DETROIT There is at least one job more challenging than keeping a private golf club solvent in this dismal economy: keeping a private golf club solvent in Detroit.
That task falls to Todd Beals, chief operating officer of the Detroit Golf Club, the only private golf club within the city limits. The place has a lot going for it: a storied, 111-year history; two classic Donald Ross courses; a stately red brick clubhouse designed by the iconic Detroit architect Albert Kahn; and a diverse, golf-mad membership.
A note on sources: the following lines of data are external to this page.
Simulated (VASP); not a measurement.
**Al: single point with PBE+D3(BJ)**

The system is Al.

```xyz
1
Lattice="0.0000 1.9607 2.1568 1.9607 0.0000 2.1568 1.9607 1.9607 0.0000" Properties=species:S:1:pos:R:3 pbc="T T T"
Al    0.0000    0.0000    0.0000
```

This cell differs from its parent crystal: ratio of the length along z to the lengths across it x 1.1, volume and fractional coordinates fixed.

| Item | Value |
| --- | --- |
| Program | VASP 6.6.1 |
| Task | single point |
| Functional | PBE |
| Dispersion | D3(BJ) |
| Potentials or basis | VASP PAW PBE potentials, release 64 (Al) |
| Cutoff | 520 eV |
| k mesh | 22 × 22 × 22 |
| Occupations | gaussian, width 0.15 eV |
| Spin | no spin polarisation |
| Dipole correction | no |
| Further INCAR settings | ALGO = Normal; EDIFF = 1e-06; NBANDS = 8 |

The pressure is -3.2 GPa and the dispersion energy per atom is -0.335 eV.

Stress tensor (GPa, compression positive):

But it is battling the disintegration of the city that surrounds it. Thanks to Detroit's 15-percent unemployment rate and, more specifically, the implosion of the automotive industry, more than 100 club members have resigned in the last three years, prompting DGC to drop its initiation fee from $39,000 in 2006 to $6,500 today. It is a dilemma faced by many southeast Michigan clubs that have for decades relied on Big Auto to keep their tee sheets full.
"We're the kind of club that [Henry] Ford built," Beals says. "It used to be nothing to have our upstairs bar full every day of the week with salesmen wooing the GM guys or whatever. They'd take them to play golf to close the deal, but that has all dried up."
Even members who have held onto their jobs are reluctant to schmooze at the club during the week. "We don't get hooky days anymore," Beals says. "In years past we could get an awesome early spring day where by noon we'd have 200 guys out there having fun. Today they don't want to risk becoming a blip on [their employers'] radar screens by not being in the office from at least 9 to 5.
"They're not willing to take more than a couple days of vacation at a time in case their management looks at how well their organization did that week without them," he adds. "Guys that were working 40-hour weeks are working 50 or 55."
There's also the matter of the club's location, about 10 minutes north of downtown. Rows of abandoned homes and boarded-up storefronts line roadways leading to the club's leafy confines, a harsh dichotomy for some prospective and even active members to accept. "No question we sometimes struggle being in Detroit," Beals says.
Still, DGC is surviving. The club's revenue is off only 10 percent, a source of pride for Beals given that the club has not had to eliminate amenities, reduce its course maintenance budget or raise dues. "We've cut costs without the members feeling it," he says. Indeed, just yesterday morning workers were busy renovating the ground-floor grillroom.
The club is also a popular venue for corporate outings, a boon to any club's bottom line. In 2009, DGC hosted 13 of them, which Beals attributes to local companies and organizations making a concerted effort to support the club. "There's a 'Think DGC First' mentality," he says.
When asked what the future might hold for his club should Detroit continue its downward spiral and DGC hemorrhage more members, Beals responded with a story about Clem Wolfrom, the club's superintendent of 48 years. After a few years on the job, Wolfrom was considering buying a home in the city, though he feared that the race riots of 1967 and the ensuing urban flight might lead to DGC's demise. He took his quandary to the club president, and as Beals tells it, "the president looked him straight in the eye and said, 'Son, there will always be a Detroit Golf Club.'"
"He was right," Beals says now. "We've been through world wars, depressions, race riots all of it. There will always be a Detroit Golf Club. We will persevere."